Some Top-Down Service Lifecycle Modeling and Orchestration Commentary

Most of you know that I’ve been an advocate of intent-modeled, model-driven, networking for almost two decades. This approach would divide a service into functional/deployable elements, each represented by a “black box” intent model responsible for meeting an SLA. This approach has some major advantages, in my view, and also a few complications. Operators generally agree with this view.

I believe that a model-based approach, one aligned with seminal work done by the TMF on what was called “NGOSS Contract”, is the only way to make service lifecycle automation, service creation, and service-to-resource virtualization mapping, work. I’ve laid out some of my thoughts on this before, but some operators have told me they’d like a somewhat more top-down view, but one that’s aligned with current infrastructure and service realities. This is my attempt to respond.

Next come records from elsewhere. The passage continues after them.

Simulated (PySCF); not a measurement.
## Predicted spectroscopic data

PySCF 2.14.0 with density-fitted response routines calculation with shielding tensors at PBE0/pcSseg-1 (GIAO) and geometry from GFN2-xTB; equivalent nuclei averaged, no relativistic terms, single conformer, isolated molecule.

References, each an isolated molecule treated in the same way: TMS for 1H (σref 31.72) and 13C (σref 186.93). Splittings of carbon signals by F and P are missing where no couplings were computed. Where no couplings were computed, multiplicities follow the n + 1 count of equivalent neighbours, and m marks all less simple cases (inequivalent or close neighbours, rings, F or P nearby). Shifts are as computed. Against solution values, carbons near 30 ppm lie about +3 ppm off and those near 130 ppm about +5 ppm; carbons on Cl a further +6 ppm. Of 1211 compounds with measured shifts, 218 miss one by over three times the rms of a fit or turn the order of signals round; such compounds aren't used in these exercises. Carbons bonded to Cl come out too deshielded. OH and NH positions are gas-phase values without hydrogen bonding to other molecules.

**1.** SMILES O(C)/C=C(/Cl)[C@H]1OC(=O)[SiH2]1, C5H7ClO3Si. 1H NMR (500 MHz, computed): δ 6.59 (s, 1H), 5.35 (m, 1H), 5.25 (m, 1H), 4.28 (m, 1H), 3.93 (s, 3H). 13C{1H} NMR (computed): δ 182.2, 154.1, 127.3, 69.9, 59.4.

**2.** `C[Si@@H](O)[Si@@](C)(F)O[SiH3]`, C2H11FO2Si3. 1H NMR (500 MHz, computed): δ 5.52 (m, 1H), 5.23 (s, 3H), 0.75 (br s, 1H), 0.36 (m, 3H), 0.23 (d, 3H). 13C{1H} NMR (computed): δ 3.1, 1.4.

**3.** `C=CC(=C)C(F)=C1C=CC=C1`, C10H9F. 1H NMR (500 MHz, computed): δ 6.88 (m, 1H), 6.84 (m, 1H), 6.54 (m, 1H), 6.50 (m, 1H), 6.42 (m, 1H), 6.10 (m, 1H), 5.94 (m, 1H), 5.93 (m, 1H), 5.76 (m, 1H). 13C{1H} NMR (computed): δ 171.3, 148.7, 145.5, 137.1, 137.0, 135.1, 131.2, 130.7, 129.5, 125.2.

The first and perhaps paramount factor is the relationship between functional division and “administrative control”. For sake of discussion, let’s say that an API through which it’s possible to exercise operational control over a set of service elements is an administrative control point. Let’s say that such a control point would let an operations process create multiple “functions”, which are visible features that can be coerced through the control point. Obviously, this control point could represent a current management system, or a new management tool.

My approach to modeling is also based on a division between the logical/functional and the actual/behavioral, meaning that it has a “service domain” and a “resource domain”. The former expresses the relationship between features and services, and the latter expresses how features map to the behavior of actual resources, including both software and hardware. The “bottom” of the service model has to “bind” to the “top” of the resource model in some way, and that binding is the basis for “deployment”. Once deployment has been completed, the fulfillment of the service-level agreement is based on the enforcement of the SLAs passed down the models (service and resource).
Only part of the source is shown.